The production begins promisingly by breaking the fourth wall. This is in keeping with a set that feels symbolic and detached from time and space, but the attitude is fleeting. For the most part this play lives solidly behind its fourth wall. Nonetheless that break is one of the more effective moments in the show. It places us in direct empathy with the characters’ situation, no matter how faint their definition may be.
Meghan Arnette’s direction is mixed. One is never quite certain of the spatial relationships on stage. Often the blocking works to separate the three major acting areas while at times those areas are brought together by the actors’ interactions. This works so long as Arnette follows her own rules and clearly frames the changing organizing principles of the space. However a few entrances and exits break those rules in ways that feel amateur and disconnected from the rest of the production.
Kelsey McCornack’s costumes are also hit and miss (biggest miss: Cliff’s ascot, which is tied in an awkward, iconoclastic fashion). She has greater success with the simplicity of Troy Lund’s rock climber.

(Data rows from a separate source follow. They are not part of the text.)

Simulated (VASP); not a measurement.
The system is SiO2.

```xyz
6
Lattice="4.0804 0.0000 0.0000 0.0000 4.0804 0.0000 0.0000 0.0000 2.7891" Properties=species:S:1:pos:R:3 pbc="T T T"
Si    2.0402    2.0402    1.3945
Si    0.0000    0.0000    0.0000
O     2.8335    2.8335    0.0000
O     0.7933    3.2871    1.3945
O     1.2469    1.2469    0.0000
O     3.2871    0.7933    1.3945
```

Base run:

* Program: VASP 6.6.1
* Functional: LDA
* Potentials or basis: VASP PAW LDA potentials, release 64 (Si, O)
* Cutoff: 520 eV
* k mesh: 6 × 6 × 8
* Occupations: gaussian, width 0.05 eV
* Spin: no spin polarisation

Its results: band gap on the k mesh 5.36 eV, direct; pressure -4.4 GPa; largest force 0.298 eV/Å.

Kristina Sutherland, as Lana, holds the piece together. She has the advantage of the most fully-realized character in the script, the Dorothy of this particular yellow brick road of a journey. Most of the other characters have the opportunity to grow and change, but we become most intimately attached to Lana’s struggle. West (Troy Lund) might be more affecting were more of the character from his flashbacks visible in the present-time depiction rather than the reverse. He speaks of climbing cliff faces with the presence of a guy who is kind to small children but intimidated by teenagers.
Meaghan Halverson and Vincent Delaney do little to relieve the monotony of their characters, though Meaghan offers some compelling, if artless, storytelling. Delaney gives us Cliff’s voice as an unrelenting stream of heavy cream. While his cloying obsequiousness justifies Lana’s conclusion that she hates him (rather than his house) he overdoes it. Even without the problems of the script Delaney’s performance would make the production nearly unwatchable. He is clearly a talented actor and Arnette owns some responsibility for this performance. Choreographer Juliet Waller Pruzan does much better by Delaney in staging his pas de deux with Halverson.
There is a dictum among artists that if one is going to fail, one should fail big. Macha Monkey and Allison Gregory seem to have embraced this philosophy. One hopes it will lead to great success in the future.